The Tesla Model Y L makes sense as a concept on paper, but there’s been plenty of time for it to simmer in the month between the MIIT pictures dropping and the official on-sale date in China, and it’s still a bit puzzling. Sure, the Model Y has brand equity as it was the world’s best-selling car for a while, but considering most things aft of the front bulkhead are new, that’s an awful lot of sheetmetal to change just to build something that still looks suppository-ish.
Still, style is a matter of taste. If people want slightly frumpy cars, let them buy slightly frumpy cars. What often really matters is how they function, and while the Model Y L seems sound on paper, there are two things that immediately seem odd, and they’re attached to the rear seats.


Let’s start with a few notes on things that are less quirky but still good: The second-row captain’s chairs in this stretched, six-seat Model Y aren’t just heated, they’re also ventilated, a cure for BSTL if ever I’ve experienced one. While uncommon, it’s welcome to see ventilated second-row seats make inroads into more cars, giving second-row passengers first-class comfort. Less common still is the presence of heated third-row seats, a feature even most luxury SUVs don’t come with. Growing up, velour and ultra-processed school lunches had the same effect, but it’s nice to know that third-row seat warmth can still be assured in an age of pleather and healthy meals.
Oh, and the Model Y L isn’t exactly a slouch, but it isn’t as quick as the Performance trim despite sharing the same output. Tesla claims zero-to-62 mph in 4.5 seconds, quicker than most mainstream dual-motor electric crossovers but still a bit of a let-down.

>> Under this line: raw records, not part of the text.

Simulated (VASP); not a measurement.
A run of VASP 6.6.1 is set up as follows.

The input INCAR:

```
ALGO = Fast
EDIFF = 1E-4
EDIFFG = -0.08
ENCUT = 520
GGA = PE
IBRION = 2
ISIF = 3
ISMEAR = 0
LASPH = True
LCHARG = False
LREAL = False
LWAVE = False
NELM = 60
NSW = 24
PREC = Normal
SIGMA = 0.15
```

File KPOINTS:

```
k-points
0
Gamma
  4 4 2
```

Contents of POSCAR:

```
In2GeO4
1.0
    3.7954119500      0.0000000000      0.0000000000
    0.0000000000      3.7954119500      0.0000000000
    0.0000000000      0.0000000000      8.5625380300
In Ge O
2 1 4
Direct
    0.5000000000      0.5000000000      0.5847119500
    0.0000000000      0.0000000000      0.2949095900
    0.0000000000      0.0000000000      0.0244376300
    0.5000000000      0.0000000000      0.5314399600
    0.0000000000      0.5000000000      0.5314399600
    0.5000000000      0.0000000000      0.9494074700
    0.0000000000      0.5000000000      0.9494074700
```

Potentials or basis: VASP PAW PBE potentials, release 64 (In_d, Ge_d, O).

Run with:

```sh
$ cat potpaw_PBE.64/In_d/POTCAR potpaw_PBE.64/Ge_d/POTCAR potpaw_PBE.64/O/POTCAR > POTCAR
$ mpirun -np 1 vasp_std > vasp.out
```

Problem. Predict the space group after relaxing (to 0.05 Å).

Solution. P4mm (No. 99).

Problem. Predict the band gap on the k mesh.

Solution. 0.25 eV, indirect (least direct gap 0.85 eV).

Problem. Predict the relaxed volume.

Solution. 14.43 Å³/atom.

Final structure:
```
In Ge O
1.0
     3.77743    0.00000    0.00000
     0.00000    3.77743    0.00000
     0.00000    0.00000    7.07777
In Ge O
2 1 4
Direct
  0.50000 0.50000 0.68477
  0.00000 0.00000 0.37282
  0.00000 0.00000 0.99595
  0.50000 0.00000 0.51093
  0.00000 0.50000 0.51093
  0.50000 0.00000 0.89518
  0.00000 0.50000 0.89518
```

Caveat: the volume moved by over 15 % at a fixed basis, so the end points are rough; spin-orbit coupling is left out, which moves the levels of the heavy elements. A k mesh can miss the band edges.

However, we need to talk about the rear seat armrests, because as soon as I saw the first official interior pictures of the Model Y L, I thought they looked insane. See, most captain’s chairs feature fold-down armrests screwed into the sides of the seats, and while that’s fine and preferable to a console, it can restrict the width of the passageway between the seats. Tesla hasn’t done that. Instead, here’s a photo showing rear inboard armrests on great plinths rising from each seat base, like they’re stolen off a Hermann Miller or something.
On first glance, this seems wildly impractical and easy to strike your shins on, so I did some digging. It turns out that not even Tesla is slapdash enough to fix armrests in this position because that’s foolish. Instead, a YouTube video from channel AutoWorld shows that the rear armrests fully retract flush with the seat squab, and can be deployed at the press of a button. Yes, those massive supports just disappear down into the seats, an overcomplicated solution to be sure – but one for which I do kind of have to hand it to the engineers.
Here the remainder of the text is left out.